Feeding whole house 200 amp panel off-grid

[455dan]

HVAC 60amp
Stove 40amp
Dryer 30amp

It adds up quick.
@Johneb are you feeding the 200a panel?

Yep, I agree or I wouldn't have kicked the 200 amp breaker off 3 times over the years, outbuildings and a garage /shop add up especially when choosing to use forced air electric heat in the house.

 

[EPicTony]

I'm definitely turning off grid power. Off-grid 100%, as noted at start of this post.

Ok, I hope you have a quiet generator because it is going to get some runtime. Also stock up on fuel because a big generator will consume lots. I'm not trying to be a smart a$$ just being real.

 

[zanydroid]

Going off grid as your first large system (I don’t know if you have incremental milestones set) seems like too big of a jump and I get an overly optimistic vibe here.

The best build threads I like here combine load planning, generation modeling, with a plan to do 1-2 years on the first large set of inverters and batteries. You can get rid of some of those and still be ok with an iterative plan.

 

[Warpspeed]

I'm trying to understand why a small mobile home would ever use 200 amps. My house has a 200 amp panel too but I doubt I could pull more than 100 if I tried. Also 25kw of battery is not near enough to be completely off grid.

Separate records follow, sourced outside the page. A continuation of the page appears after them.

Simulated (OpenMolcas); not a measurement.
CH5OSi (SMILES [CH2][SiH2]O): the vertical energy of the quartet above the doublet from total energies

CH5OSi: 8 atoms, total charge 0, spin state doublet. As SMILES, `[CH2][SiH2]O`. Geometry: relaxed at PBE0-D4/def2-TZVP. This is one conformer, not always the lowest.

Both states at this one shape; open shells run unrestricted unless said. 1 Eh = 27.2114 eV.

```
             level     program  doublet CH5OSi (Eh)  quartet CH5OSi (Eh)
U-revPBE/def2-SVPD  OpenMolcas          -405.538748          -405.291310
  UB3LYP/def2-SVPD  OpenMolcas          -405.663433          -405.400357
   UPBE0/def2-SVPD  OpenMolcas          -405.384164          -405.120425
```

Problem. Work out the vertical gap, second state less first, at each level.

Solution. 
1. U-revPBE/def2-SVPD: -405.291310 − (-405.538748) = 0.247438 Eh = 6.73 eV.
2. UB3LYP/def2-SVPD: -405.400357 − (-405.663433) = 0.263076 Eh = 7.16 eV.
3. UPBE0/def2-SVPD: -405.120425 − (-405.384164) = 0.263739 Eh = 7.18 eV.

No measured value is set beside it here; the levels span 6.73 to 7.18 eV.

And I am wondering how its possible to mount 32 fairly large solar panels on "a small mobile home".

 

[GA_Solar]

And I am wondering how its possible to mount 32 fairly large solar panels on "a small mobile home".

Who said anything about panel mounts?

 

[chrisski]

Who said anything about panel mounts

What are you doing to the panels, ground mounts? Lean them on a wall? Put them on grass?

 

[GA_Solar]

Going off grid as your first large system (I don’t know if you have incremental milestones set) seems like too big of a jump and I get an overly optimistic vibe here.

The best build threads I like here combine load planning, generation modeling, with a plan to do 1-2 years on the first large set of inverters and batteries. You can get rid of some of those and still be ok with an iterative plan.

Most of my home has been on solar for 9 years, jumping to a larger system for; full-home off-grid is the next step for me. Not a big jump at all.

 

[GA_Solar]

What are you doing to the panels, ground mounts? Lean them on a wall? Put them on grass?

Building ground mounts, next to my current ground mounts

 

[Supervstech]

Most of my home has been on solar for 9 years, jumping to a larger system for; full-home off-grid is the next step for me. Not a big jump at all.

Ahh.
This is making a LOT more sense as the details are disclosed.

Cool, tell us about your place, the hvac, the roof design, the building shading and awnings, lets work on a great setup!

 

[GA_Solar]

Shopping on Current Connections now. Might just design a system from them. I've had a midnight classic cc for a long time, great product.

~The whole point of my post was how to feed a 200a panel.

HVAC is a low power mini-split 30a, roof don't matter, no shade, big field. Command center in my tool shed. Awesome forum here, thank you! I'm waiting on funds to start this proj. within 90 days likely.

 

[SolarTexan]

Take the output from your inverter(s) and connect directly to the 200a panel where the currently incoming grid power is connected. (make sure grid power is removed before doing this)

Do you know what your max kW usage will be? Mine has been up to 19kW briefly just a few times. I have propane heat, oven, and cooktop, and electric hot water heater, two 3 ton central a/c units, and well pump. You need to know your max watts usage so that you don't have nuisance overloads of your inverters if they are too small.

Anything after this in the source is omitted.